That such rights as are asserted here by the plaintiff may be waived is, we think, shown by the case of Barfield v. Atlanta, 53 Ga. App. 862 (187 S. E. 407), where it appeared that the plaintiff suing the city for a portion of his wages which had been withheld prior to his leaving the employ of the city, had signed an agreement to accept as a monthly salary a sum less than that provided by an ordinance fixing the salaries of firemen, and accepted pay for a period of several months thereafter signing a statement each month that "any deductions from the full amount due are made in accordance with the payee's written request," and it was held that the written acknowledgment by the plaintiff that his pay checks were in full settlement of the salary due him, and that the statement above quoted constituted a waiver, and the court concluded that this ruling was more particularly applicable because of 102-106 of the Code (quoted above), and that the agreement which the plaintiff signed was not adverse to the public interest, or in violation of public policy. And again, in Burney v. Boston, 24 Ga. App. 7 (7) (100 S. E. 28), a suit by an official of the town of Boston claiming that he had been illegally removed from office, we find a clear acknowledgment of the power of one who has thus been removed from office, to waive formal or procedural requisites so far as such removal goes, in the following language: "In such a case [one involving an action taken by the governing authorities of a city to suspend or discharge an official] the official who by virtue of the exercise of the ministerial powers of the governing authorities has thus been summarily suspended or discharged, not being concluded, is authorized in this State, unless such right has been waived, to bring his suit against the municipality for his wages or salary, without first having been reinstated." (Italics ours.)

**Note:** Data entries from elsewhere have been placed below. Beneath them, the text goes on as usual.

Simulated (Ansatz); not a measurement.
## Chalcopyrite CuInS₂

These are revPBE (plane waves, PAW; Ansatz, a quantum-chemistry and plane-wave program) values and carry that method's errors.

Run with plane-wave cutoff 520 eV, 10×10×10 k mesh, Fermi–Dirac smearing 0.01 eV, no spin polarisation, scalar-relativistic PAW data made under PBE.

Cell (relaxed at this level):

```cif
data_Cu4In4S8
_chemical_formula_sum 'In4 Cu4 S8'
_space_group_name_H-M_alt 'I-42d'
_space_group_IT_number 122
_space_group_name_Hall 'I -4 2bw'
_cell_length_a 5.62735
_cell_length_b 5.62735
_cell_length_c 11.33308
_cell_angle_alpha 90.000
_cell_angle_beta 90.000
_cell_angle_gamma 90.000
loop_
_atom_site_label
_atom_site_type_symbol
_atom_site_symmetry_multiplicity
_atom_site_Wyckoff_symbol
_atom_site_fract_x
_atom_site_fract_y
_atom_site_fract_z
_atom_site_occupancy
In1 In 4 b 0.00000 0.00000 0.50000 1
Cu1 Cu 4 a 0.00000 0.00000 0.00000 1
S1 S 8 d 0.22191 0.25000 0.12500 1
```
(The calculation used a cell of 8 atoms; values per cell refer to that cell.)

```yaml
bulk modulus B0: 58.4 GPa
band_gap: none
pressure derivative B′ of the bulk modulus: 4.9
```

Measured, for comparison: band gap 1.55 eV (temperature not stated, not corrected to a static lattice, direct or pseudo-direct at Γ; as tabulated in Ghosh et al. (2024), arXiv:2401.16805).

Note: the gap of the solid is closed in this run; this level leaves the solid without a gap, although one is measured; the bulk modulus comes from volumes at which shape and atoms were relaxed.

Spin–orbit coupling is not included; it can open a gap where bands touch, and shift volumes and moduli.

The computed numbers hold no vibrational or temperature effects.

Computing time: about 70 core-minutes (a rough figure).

In Johnson v. Johnson, 52 Ga. 450, the court said, "We do not mean to say that a man can, by agreement, agree to any other service of a writ than that required by law. But we do say that if he does so, and others act on the agreement so that they will be damaged if it be repudiated, the party making the agreement cannot deny its legal effect. Here, if the sheriff tells the truth, the defendant deliberately misled him, and it is asked that a court shall aid that defendant to make his fraud effective. If this defense is successful, the sheriff will be liable for a false return, and that because he trusted and acted upon the plain, deliberate, and well understood, consent of the defendant to accept the service as complete. It does not meet the issue to say that the service is not such as is required by law. It is often the case that men act so as that they cannot insist on the rules of law. The law requires title to land to be passed only by writing, and yet if one, by his act or words, induce another to buy his land as the land of a third person, it will be vain for him to plead that he did not put his pen to paper. A man shall not take advantage of his own wrong. The courts will not permit themselves to be the means of perpetrating a fraud. If this sheriff tells the truth, the act of the defendant, in insisting on a service in terms of the law, is a shameful breach of his own word, upon which the sheriff has in good faith acted, and it would be a gross wrong to the sheriff to permit its consummation." We think that these rules of law are controlling in principle, as to the first question raised by the statement of the issues, and that it was a question for the jury to say whether the plaintiff had waived his right to a formal trial before the Board of City Commissioners, and that under these principles of law the trial judge erred in sustaining the demurrers and in striking those portions of the defendant's answer which plead facts tending to show that the plaintiff had waived such rights as might have been guaranteed to him by statute or by a city ordinance.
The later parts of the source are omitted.